FINANCIAL LEVERAGE

FINANCIAL LEVERAGE
Leverage activities with financing activities is called financial leverage. Financial leverage
represents the relationship between the company’s earnings before interest and taxes (EBIT)
or operating profit and the earning available to equity shareholders.
Financial leverage is defined as “the ability of a firm to use fixed financial charges to
magnify the effects of changes in EBIT on the earnings per share”. It involves the use of
funds obtained at a fixed cost in the hope of increasing the return to the shareholders.
“The use of long-term fixed interest bearing debt and preference share capital along with
share capital is called financial leverage or trading on equity”.
Financial leverage may be favourable or unfavourable depends upon the use of fixed
cost funds.
Favourable financial leverage occurs when the company earns more on the assets
purchased with the funds, then the fixed cost of their use. Hence, it is also called as positive
financial leverage.
Unfavourable financial leverage occurs when the company does not earn as much as
the funds cost. Hence, it is also called as negative financial leverage.

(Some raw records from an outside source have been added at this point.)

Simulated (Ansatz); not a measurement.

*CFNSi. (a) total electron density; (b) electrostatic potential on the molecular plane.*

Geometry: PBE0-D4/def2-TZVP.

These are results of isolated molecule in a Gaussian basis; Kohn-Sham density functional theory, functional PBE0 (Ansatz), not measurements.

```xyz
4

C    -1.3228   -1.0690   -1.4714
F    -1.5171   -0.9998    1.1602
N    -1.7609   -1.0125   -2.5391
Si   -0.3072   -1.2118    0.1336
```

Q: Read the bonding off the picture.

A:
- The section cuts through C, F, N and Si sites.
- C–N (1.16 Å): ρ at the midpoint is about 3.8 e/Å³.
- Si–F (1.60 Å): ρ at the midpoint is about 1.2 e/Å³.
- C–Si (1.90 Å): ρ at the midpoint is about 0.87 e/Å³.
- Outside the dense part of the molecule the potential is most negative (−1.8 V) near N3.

Financial leverage measures the percentage of change in taxable income to the percentage
change in EBIT.
Financial leverage locates the correct profitable financial decision regarding capital
structure of the company.
Financial leverage is one of the important devices which is used to measure the fixed
cost proportion with the total capital of the company.
If the firm acquires fixed cost funds at a higher cost, then the earnings from those
assets, the earning per share and return on equity capital will decrease.